## Model Test AI Song Capstone
***
This python notebook will test the validity of model for recommender system 

In [1]:
#importing libraries
import sweetviz as sv
import numpy as np
import pandas as pd
import plotly.graph_objs as go
import plotly.express as px
import matplotlib.pyplot as plt
pd.options.plotting.backend = "plotly"
from sklearn.metrics.pairwise import cosine_similarity, euclidean_distances

In [2]:
songs_df = pd.read_csv('SongsByGenre.csv');
songs_df.shape

(10782, 19)

In [None]:
songs_df.dtypes

In [None]:
songs_df.head()

In [3]:
x = songs_df.artists.str.get_dummies(sep=';')
songs_df = pd.concat([songs_df,x],axis=1)

In [4]:
x = songs_df.genre.str.get_dummies(sep=';')
songs_df = pd.concat([songs_df,x],axis=1)

In [5]:
# Getting dummies for nominal variables
def map_nominal_dummies(df, column_name):
    df_dummy = pd.get_dummies(df[column_name],prefix=column_name)
    df = pd.concat([df,df_dummy],axis=1)
    return df

In [6]:
songs_df = map_nominal_dummies(songs_df,'album')

In [7]:
songs_df['key'] = songs_df['key'].astype("str")
songs_df['mode'] = songs_df['mode'].astype("str")
songs_df.replace(inplace=True, to_replace={'mode': {'0': 'Minor','1':'Major'}})
songs_df.replace(inplace=True,to_replace={'key':{'0':'C','1':'C#/Db','2':'D','3':'D#/Eb','4':'E','5':'F','6':'F#/Gb',\
                                                '7':'G','8':'G#/Ab','9':'A','10':'A#/Bb','11':'B'}})

In [8]:
songs_df = map_nominal_dummies(songs_df,'key')
songs_df = map_nominal_dummies(songs_df,'mode')

In [13]:
songs_df.drop(inplace=True,columns=['id','album','genre','artists','key','mode'])

In [None]:
describe_df = songs_df.describe()
describe_df

In [None]:
num_columns = describe_df.columns

In [None]:
corr_map = songs_df.corr()
heat_map = go.Figure(go.Heatmap(x=num_columns,y=num_columns,z= corr_map,colorscale='YlorRd'))
heat_map.update_layout(title='Corelation Between All Numerical Features', \
                  width=60 * len(num_columns), \
                  height=35 * len(num_columns))

In [None]:
heat_map.write_html("SongCorrelation.html",auto_open=True)

In [9]:
songs_df.name = songs_df.name.str.lower()

In [10]:
def recommend_by_similarity(df,song_name,n):
    song_df = df[df.name == song_name.lower()]
    similar_df = df.copy()
    numerical_values = similar_df.loc[:, similar_df.columns != 'name']
    similar_df['Similarity'] =cosine_similarity(numerical_values, numerical_values.to_numpy()[song_df.index[0],None]).squeeze()
    similar_df.sort_values(by= 'Similarity', ascending = False, inplace=True)
    return similar_df.head(n)

In [16]:
recommend_by_similarity(songs_df,'Lovers on the Sun (feat. Sam Martin)',20)[['name','Similarity']]

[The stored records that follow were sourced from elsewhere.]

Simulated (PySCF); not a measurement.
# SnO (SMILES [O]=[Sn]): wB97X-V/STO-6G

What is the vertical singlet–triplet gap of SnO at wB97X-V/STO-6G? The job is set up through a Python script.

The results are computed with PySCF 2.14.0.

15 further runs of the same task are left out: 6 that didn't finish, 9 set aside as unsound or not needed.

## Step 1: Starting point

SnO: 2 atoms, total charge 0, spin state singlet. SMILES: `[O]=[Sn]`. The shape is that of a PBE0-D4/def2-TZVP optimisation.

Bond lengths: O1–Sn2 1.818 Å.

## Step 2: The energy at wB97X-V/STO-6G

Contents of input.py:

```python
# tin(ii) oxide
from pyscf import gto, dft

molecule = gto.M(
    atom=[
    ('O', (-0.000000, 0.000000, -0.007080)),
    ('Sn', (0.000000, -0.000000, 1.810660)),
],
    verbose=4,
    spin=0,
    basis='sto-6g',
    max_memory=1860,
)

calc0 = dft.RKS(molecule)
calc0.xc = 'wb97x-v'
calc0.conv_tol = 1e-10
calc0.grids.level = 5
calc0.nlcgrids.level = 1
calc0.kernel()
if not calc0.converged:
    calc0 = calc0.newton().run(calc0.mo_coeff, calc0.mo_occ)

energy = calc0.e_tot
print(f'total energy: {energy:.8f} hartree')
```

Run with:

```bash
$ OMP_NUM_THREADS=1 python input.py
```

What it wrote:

Unnamed: 0,name,Similarity
1760,lovers on the sun (feat. sam martin),1.0
1246,if i had a gun...,1.0
6880,strange comfort,1.0
6206,express 999,1.0
3701,wieder winter,1.0
2232,burning angel,1.0
685,foetus of a new day kicking,1.0
8526,pick me up,1.0
8644,find dem flaw,1.0
7805,feel so close - radio edit,1.0